Spiro Agnew's downfall had nothing to do with the Watergate scandal.
True, but the overall Watergate atmosphere contributed greatly to Agnew's downfall. Absent Watergate, it's quite likely that the Agnew corruption would have been swept under the rug, and he would have served out his term as VP.
Without the Agnew resignation, Ford would never have been a factor. As Mike said, he had no interest in being president or even vp until it was thrust upon him.
Keep in mind that the 1973-77 period would have been a tough one even without Watergate. The economy was doing poorly, largely because of the residual effects of economic mismanagement by LBJ and Nixon.
Nixon's administration signed a tenuous Vietnam "peace" treaty in early 1973 that withdrew American troops, while leave North Vietnamese occupation troops in place in South Vietnam. Nixon expressed determination to enforce the ceasefire accord, meaning that North Vietnam was not permitted to reinforce or add to those troops (a provision they flagrantly violated), but was stripped of the ability to do so as his power ebbed away due to Watergate. Without Watergate, Nixon probably would have renewed bombing of North Vietnam by early 1974, and the Vietnam controversy would have been prolonged, in any case. As it turns out, Nixon was forced to ignore North Vietnamese violations of the peace treaty, but the situation had not yet reached a crisis point when he left office. He passed the problem on to Ford, who basically had no choice but to abdicate on Nixon's promises to South Vietnamese president Thieu and abandon South Vietnam.

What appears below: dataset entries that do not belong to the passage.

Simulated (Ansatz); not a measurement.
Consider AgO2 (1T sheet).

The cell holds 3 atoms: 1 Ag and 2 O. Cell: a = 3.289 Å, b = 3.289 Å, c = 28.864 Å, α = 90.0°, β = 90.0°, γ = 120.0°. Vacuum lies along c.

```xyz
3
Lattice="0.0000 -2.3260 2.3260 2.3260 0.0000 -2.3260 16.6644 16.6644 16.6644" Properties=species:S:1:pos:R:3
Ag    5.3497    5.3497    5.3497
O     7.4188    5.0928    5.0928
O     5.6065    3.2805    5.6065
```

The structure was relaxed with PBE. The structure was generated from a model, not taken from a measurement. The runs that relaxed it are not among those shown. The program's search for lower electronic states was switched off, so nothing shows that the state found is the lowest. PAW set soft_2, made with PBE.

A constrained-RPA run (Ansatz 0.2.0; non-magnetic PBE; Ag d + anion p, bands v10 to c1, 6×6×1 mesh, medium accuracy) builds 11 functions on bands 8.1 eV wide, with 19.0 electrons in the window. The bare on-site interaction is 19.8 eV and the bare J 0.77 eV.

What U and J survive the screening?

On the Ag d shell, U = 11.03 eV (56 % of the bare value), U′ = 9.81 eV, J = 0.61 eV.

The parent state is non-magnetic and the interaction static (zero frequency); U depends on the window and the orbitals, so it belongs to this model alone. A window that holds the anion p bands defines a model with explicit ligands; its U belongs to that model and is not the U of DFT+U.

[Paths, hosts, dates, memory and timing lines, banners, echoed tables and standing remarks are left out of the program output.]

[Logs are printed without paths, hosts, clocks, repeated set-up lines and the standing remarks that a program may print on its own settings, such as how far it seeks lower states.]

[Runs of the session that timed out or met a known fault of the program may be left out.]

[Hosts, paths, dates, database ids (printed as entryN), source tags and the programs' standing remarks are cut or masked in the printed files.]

The point of all this is is that Ford's abandonment of the South Vietnamese was a large but unspoken reason why Reagan challenged Ford for the 1976 nomination, and the resultant rightward turn in the Republican party. I think that if Nixon had renewed bombing and prolonged the Vietnam controversy, it would have worked against the Republicans, and made a Democratic victory more likely in 1976, because by then Americans wanted no part of the war, especially after Nixon essentially oversold the 1973 peace treaty as promising the end of the agonizing US involvement there.
So I have to vote "none of the above." Without Watergate, the Democratic candidate would most definitely not have been Carter. Humphrey was out for health reasons. Given the likely political alignment and reaction to what Nixon's second term policies would have been, the Democratic candidate would most likely have been a classic liberal in the Mondale-Humphrey mode. Maybe even someone like Ted Kennedy, though not Ted himself because of his personal baggage, which included Chappaquiddick and his severely alcoholic then-wife.